I got this email from Helium this morning:
This morning MA-based writing website Helium.com announced a partnership with CT-based RAND Publishing, publisher of The Skinny On™ series of illustrated non-fiction books. Under the partnership, RAND Publishing will leverage Helium’s social publishing platform to identify the most appropriate authors for up to twenty-five new titles, such as The Skinny On Finance for Young Adults and The Skinny on Social Networking. Selected writers will be chosen by Helium and paid between $3,500 and $5,000 per title. I have pasted the press release below for your reference. Please let me know if you have any questions.
Sure Helium is pleased – so, I’m sure, is RAND. But prospective authors beware. Although the press release doesn’t state it, the contract will undoubtedly be a work-for-hire agreement of some sort. The Skinny On site has asked authors to enter a contest.
And that’s the problem with the work-for-hire. There are no royalties. You do the work, you get paid once and that’s it. Your name may not even appear on the book, although that’s probably negotiable.
Of course, I ghostwrite books under agreements that often don’t give me royalties and usually don’t show my name, but I’m paid considerably more than $3,500-5,000.
When you look at RAND Publishing you find Jim Randel who apparently has made some money writing a book on real estate and one on credit for his own firm, plus another book on real estate for McGraw Hill. I’ll bet he’s earning royalties on all three.
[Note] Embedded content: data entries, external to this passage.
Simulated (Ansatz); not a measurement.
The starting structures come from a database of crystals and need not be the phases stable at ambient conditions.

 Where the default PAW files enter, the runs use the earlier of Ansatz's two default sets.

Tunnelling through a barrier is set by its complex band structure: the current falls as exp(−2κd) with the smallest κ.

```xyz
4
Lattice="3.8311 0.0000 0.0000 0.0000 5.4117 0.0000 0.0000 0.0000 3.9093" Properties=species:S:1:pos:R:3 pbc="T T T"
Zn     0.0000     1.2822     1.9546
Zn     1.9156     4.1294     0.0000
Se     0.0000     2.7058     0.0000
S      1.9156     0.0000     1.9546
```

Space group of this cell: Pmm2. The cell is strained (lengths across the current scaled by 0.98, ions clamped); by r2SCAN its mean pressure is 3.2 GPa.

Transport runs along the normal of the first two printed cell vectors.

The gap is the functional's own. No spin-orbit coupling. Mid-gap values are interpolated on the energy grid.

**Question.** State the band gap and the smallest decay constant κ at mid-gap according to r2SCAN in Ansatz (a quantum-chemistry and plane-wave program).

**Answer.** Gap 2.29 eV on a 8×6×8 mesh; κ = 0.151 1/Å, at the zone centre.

What I fear is we will be seeing more and more of these kinds of offerings. Self-publishing has brought the price of manufacturing books down so much it’s fairly easy to set up a publishing company. With marketing savy and marketing dollars, the company can be a success and never ever pay more than a pittance to writers. At least a pittance when compared to the royalties a well-selling book can bring.
Give it a go if you like. If you “win” you’ll get paid I’m sure. And you’ll be able to claim credit most likely, even if your name isn’t on the cover. But know that work-for-hire is quite a different contract than a contract that gives you an advance and royalties.
Yes, I linked to the press release rather than republishing it.